CANTON – Wayne Dube and Jim Dyment were worried about the Canton Lake dam Monday morning.
Dube is Canton’s fire chief; Dyment, a fire lieutenant and the town’s emergency management agency director.
Both said they feared that more rain or runoff from Trask Mountain into the lake could forcibly release the dammed water and flood the town.
Dyment said there are four water-release gates on the lake. The dam owner complied with their earlier request to close three gates and open one.
But a problem was developing Monday morning. Water was starting to flow over the gates, Dyment said.
“It’s not bad yet, but we would like to relieve some of the stress on the gates,” he said.
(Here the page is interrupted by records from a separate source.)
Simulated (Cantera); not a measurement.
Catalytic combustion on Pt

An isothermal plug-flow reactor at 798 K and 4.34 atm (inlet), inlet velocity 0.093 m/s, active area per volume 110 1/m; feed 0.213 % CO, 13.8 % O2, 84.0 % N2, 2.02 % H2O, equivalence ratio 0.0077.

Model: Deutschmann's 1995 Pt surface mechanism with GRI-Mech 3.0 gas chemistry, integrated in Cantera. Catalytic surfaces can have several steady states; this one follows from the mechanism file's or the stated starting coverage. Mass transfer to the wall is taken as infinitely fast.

But letting out some water was dependent on the ice jam upstream on the Androscoggin River in Rumford staying put. That, and no more downpours.
“Those gates are keeping this side of town controlled,” Dyment said.
“For every inch the dam is holding back, it’s like a million to a million and a half gallons of water,” Dube said.
“By choking the lake off, it gave us more room down here,” he added, standing in front of the fire station. The station, municipal building, a SAD 21 elementary school, and much of the town lie in the Androscoggin’s floodplain.
“Now, we have to try to let it out as gradually as we can and not cause any trouble, but the weather that’s been predicted is in our favor,” Dube said.
The dam impounds three brooks – Whitney, Thompson and Sparrow – forming Canton Lake, which is also known as Lake Anasagunticook.
Three brooks – Whitney, Childs and Bog – also meet on Bixby Road, but Whitney is the only one that officials are able to control by using the dam, Dyment said.
Two families living on Bixby Road were evacuated before Saturday and Sunday’s heavy rains overwhelmed the road. They won’t be able to return for a couple of days, Dyment said.
Flooding from the three brooks on Bixby Road forced Bob and Claire Austin, who live nearby, to evacuate their two miniature horses and two Irish Dexter cows from the back pasture, Claire Austin said early Monday evening.
The horses were being cared for elsewhere, but the cows, one of which is pregnant, spent Monday in a temporary pen in the small front yard adjacent to Route 140.
“Last year, in December, this area of our front lawn was the only part that wasn’t flooded,” she said.
So they built the temporary pen there for the cows, which are for sale. It also made it that much easier and faster to get out in a hurry, should they have to evacuate, she added.